# If the divergence of a vector field is zero

## Homework Statement

If the divergence of a vector field is zero, I know that that means that it is the curl of some vector. How do I find that vector?

## Homework Equations

Just the equations for divergence and curl. In TeX:
$$\nabla\cdot u=\frac{\partial u_x}{\partial x}+\frac{\partial u_y}{\partial y}+\frac{\partial u_z}{\partial z}$$
and the equivalent for curl.

## The Attempt at a Solution

I really don't know at all how to find an answer.

Last edited by a moderator:

joob
The divergence of the curl of ANY vector is =0. You can't find that "vector" without some more information, eg boundary conditions.

Homework Helper

## Homework Statement

If the divergence of a vector field is zero, I know that that means that it is the curl of some vector. How do I find that vector?
the statement: $$\nabla\cdot(\nabla\times A)=0$$ is true for all vector field A. So without any additional info, you just have an arbitrary vector field.
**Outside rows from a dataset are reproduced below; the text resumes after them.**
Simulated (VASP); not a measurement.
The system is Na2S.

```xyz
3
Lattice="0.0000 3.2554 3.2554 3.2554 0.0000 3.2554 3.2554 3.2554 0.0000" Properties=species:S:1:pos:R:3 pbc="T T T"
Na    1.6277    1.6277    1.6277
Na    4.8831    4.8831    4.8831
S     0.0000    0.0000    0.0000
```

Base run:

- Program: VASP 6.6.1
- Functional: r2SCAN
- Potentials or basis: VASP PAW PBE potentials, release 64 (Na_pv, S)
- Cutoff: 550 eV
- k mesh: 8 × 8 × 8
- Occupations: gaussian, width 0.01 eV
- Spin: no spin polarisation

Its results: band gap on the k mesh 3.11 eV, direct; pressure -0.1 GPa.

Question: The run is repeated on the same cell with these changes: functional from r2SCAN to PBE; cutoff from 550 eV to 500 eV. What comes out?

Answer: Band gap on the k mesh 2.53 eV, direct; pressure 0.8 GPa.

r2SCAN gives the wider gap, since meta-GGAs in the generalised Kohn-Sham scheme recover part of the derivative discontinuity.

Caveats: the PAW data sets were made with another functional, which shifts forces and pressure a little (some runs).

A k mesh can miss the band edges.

So when a problem gives a vector field where it's divergence is zero, and it asks to find a vector field such that the curl of the vector field is the given vector field, I can just choose any vector field?

$$\frac{\partial h}{\partial y}-\frac{\partial g}{\partial z}= u$$
$$\frac{\partial f}{\partial z}- \frac{\partial h}{\partial x}= v$$
$$\frac{\partial g}{\partial x}- \frac{\partial f}{\partial x}= w$$